Reg No
15605004
Rating
Regional
Categories of Special Interest
Architectural
Original Use
Malt house
Date
1842 - 1881
Coordinates
271874, 127658
Date Recorded
21/06/2005
Date Updated
--/--/--
Attached four-bay five-storey hipped gable-fronted malthouse, extant 1881, on a rectangular plan. Undergoing "restoration", 2005-6, to accommodate proposed alternative use. Replacement hipped gable-fronted slate roof. Part repointed coursed rubble stone walls with cut-granite quoins to corners centred on cut-limestone date stone ("1899"). Round-headed door opening with cut-granite block-and-start surround framing replacement corrugated-iron fitting. Square-headed window openings (upper floors) with red brick block-and-start surrounds framing fixed-pane timber fittings. Quay fronted with concrete footpath to front.

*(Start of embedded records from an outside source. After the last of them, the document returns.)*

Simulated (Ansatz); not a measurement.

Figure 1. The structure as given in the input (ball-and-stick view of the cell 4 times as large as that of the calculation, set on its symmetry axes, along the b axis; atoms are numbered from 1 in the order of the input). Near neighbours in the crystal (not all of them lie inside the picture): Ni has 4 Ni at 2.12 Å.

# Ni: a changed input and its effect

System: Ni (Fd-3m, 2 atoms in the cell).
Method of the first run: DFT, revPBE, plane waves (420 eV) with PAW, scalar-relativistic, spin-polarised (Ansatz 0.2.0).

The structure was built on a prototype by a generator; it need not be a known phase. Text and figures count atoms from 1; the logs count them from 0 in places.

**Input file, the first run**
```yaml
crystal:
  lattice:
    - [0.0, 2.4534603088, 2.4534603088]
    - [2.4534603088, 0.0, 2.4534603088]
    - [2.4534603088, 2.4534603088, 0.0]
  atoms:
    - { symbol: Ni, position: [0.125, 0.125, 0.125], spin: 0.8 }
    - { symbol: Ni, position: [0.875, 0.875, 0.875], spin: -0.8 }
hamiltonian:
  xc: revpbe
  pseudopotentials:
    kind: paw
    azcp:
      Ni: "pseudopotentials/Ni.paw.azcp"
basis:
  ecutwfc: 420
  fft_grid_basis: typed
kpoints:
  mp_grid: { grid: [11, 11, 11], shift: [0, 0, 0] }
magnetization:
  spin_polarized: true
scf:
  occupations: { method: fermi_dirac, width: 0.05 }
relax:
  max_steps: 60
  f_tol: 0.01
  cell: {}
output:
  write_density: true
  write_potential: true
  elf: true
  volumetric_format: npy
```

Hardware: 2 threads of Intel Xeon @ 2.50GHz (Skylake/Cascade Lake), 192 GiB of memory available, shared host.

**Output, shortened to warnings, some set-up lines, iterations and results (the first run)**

A malthouse 'PURCHASED BY P.J. [Patrick James] ROCHE [1818-1905]' representing an important component of the mid nineteenth-century industrial heritage of New Ross with the architectural value of the composition confirmed by such attributes as the elongated rectilinear plan form; the construction in unrefined local fieldstone with granite or red brick dressings producing a pleasing palette; and the uniform or near-uniform proportions of the openings on each floor. Having been reasonably well maintained, the elementary form and massing survive intact together with substantial quantities of the original fabric: however, an unfinished "restoration" may determine the ongoing architectural heritage status of the malthouse forming part of a self-contained group alongside an adjoining grain store or warehouse (see 15605005) with the resulting ensemble making a pleasing visual statement in North Quay. NOTE: Recent testing (2003) has uncovered 'an assembly of medieval pottery [and] a stone-lined drain probably seventeenth-century in date' [SMR WX029-013014-].